War crimes trials at Guantanamo Bay for suspects accused of attacks against the United States have ground to a near halt a decade after the military courts' creation, with lawyers warning that some detainees could spend many more years waiting to be tried.
Despite President Barack Obama's early vows to close the facility in eastern Cuba amid charges that suspects had been tortured, the United States continues to spend some $91 million a year on military trials at the base, which has 61 remaining inmates.
"The military commissions in their current state are a farce," Marine Brigadier General John Baker, the chief defense counsel, said last month at a Washington legal conference, of the tribunals that prosecute detainees. "The Guantanamo Bay military commissions have been characterized by delay, government misconduct and incompetence, and more delay."
James Connell, a defense lawyer for Kuwaiti Ammar al Baluchi, one of five suspects on trial for their alleged roles in the Sept. 11, 2001, attacks, said that trial was not likely until maybe 2020, almost two decades after airline hijackers killed nearly 3,000 people.
Because the court and much of the evidence lies outside the United States, the trial "is 100 times more complex than even a complex ordinary death penalty case," said Connell.
In contrast with Guantanamo, federal prosecutors operating in U.S. courts have secured more than 340 terrorism convictions over the last decade, a Justice Department spokesman said. Tanzanian Ahmed Khalfan Ghailani was transferred from Guantanamo to New York in 2009, and 17 months later a civilian jury convicted him for his role in al Qaeda bombings in East Africa. He is serving a life sentence.
Just six Guantanamo cases have resulted in convictions so far, with two guilty verdicts being appealed, according to the military commissions' website. In one appeals case, a federal court overturned two of the three convictions of Ali Hamza al Bahlul, the suspected publicist for slain al Qaeda leader Osama bin Laden. An appeal decision is pending on the third charge.
Pentagon officials defended the pace of proceedings, saying that it takes time to resolve many of the classified documents submitted as evidence.
"The Department of Defense is committed to fairness and transparency in the military commissions proceedings," Pentagon spokeswoman Lieutenant Colonel Valerie Henderson said in an email.
'RISK-AVERSE SYSTEM'
President George W. Bush signed the law creating the tribunals on Oct. 17, 2006, after the U.S. Supreme Court struck down previous tribunals set up to try al Qaeda suspects, ruling that they violated U.S. military law and the Geneva Conventions.
Obama took office in 2009 and vowed to close the prison. He approved legislation that included barring the use of evidence obtained under torture. The effort to close Guantanamo stalled amid opposition from Congress, with Republicans saying many of the prisoners are too dangerous to release.
John Yoo, who helped draft the Bush administration's legal strategy after 9/11, said the Guantanamo courts were designed for plea bargaining to get suspects to cooperate with government intelligence agencies.

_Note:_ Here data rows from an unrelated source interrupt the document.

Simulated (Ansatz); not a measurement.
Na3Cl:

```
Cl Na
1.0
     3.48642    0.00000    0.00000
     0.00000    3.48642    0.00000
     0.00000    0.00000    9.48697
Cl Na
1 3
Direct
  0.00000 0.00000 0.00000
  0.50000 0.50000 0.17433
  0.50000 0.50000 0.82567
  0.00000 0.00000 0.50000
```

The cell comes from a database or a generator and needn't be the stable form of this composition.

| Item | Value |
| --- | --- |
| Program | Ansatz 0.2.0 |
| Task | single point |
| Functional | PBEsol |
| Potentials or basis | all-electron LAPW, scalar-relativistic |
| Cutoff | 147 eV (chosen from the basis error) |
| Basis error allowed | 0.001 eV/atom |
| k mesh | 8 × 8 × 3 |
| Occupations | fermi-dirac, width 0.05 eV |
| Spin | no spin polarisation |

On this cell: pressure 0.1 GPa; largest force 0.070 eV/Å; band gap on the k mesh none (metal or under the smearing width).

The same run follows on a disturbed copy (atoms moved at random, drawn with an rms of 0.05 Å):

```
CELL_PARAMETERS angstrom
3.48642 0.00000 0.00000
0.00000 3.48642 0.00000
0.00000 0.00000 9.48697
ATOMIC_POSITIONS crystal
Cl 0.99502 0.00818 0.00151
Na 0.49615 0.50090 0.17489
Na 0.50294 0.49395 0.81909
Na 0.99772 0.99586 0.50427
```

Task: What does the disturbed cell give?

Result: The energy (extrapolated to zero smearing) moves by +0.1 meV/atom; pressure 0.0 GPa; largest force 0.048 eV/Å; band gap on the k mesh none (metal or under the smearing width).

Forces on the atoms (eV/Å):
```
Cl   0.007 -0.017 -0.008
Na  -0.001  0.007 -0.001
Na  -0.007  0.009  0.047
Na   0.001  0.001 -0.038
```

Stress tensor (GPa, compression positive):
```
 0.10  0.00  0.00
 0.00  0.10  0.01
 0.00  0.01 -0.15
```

The Supreme Court ruling "slowed the whole thing down, and it has become a risk-averse system that doesn't want to make another mistake," said Yoo, now a law professor at the University of California, Berkeley.
Government interference is also an issue. Sept. 11 defense lawyers have found their meeting rooms bugged, had mail with clients seized, and contend that the Federal Bureau of Investigation has tried to infiltrate a defense team.
Last year, a Sept. 11 suspect at Guantanamo recognized that a court interpreter had also worked at a Central Intelligence Agency prison where he was held.
"Every issue that comes up is a new and novel issue that can take days" to resolve, said Morris Davis, a former Air Force colonel and the first Guantanamo prosecutor.